An unsecured personal loan is a loan that has no pledge of property against it in case of default. In comparison, a secured personal loan is collateralized with property like a home or car that would be forfeit if the conditions of the loan are not met. But an unsecured personal loan allows the lending party to go after all the assets of the borrower if there is a default.
Along with the unsecured personal loan, there are many different types of unsecured debt available from banks and financial institutions: credit cards, bank overdrafts and lines of credit. If you’re a student, you can get an unsecured student loan if you have no collateral or have trouble with credit. As you might imagine, and you may have experienced, an unsecured loan often comes with a fairly high interest rate. In fact, the rates have been rising, with some over 20%.
The economic downturn and credit crunch has made the unsecured personal loan and the student loan much more difficult to arrange. In fact, the Massachusetts student loan authority was forced to stop lending last year because of the tight credit market.

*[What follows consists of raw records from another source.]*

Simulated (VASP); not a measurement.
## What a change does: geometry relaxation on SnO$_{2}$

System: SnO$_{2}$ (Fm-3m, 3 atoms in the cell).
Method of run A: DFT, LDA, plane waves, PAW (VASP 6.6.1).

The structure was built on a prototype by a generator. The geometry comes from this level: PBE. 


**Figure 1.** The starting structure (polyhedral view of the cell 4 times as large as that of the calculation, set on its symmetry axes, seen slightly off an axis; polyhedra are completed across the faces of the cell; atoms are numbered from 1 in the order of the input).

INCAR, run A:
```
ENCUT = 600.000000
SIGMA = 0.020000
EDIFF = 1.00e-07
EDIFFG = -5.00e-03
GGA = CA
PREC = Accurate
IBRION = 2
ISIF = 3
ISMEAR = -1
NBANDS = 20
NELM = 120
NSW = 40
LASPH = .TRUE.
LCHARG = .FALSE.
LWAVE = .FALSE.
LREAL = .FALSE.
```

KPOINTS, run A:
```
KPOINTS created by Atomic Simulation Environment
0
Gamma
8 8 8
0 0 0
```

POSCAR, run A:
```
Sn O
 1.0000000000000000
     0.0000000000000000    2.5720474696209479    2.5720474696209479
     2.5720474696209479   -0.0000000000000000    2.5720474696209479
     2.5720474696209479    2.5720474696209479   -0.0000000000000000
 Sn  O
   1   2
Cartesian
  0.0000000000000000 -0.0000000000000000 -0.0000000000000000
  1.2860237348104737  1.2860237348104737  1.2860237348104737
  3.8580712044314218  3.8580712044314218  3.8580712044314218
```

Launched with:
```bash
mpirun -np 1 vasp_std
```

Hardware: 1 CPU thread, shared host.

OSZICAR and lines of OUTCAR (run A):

But at the beginning of April, the Governor of Massachusetts announced that $300 million was being made available for student loans for those attending college next year. This is particularly important for personal loans in Boston, which has dozens of colleges and more than 200,000 college students. Applications for the new low-cost, fixed rated student loan are already being taken. The loan carries an interest rate of 7.75%, far lower than an unsecured personal loan that might be arranged from a lending institution. Governor Deval Patrick said the purpose of this type of student loan was to make college education affordable and more accessible to Massachusetts students.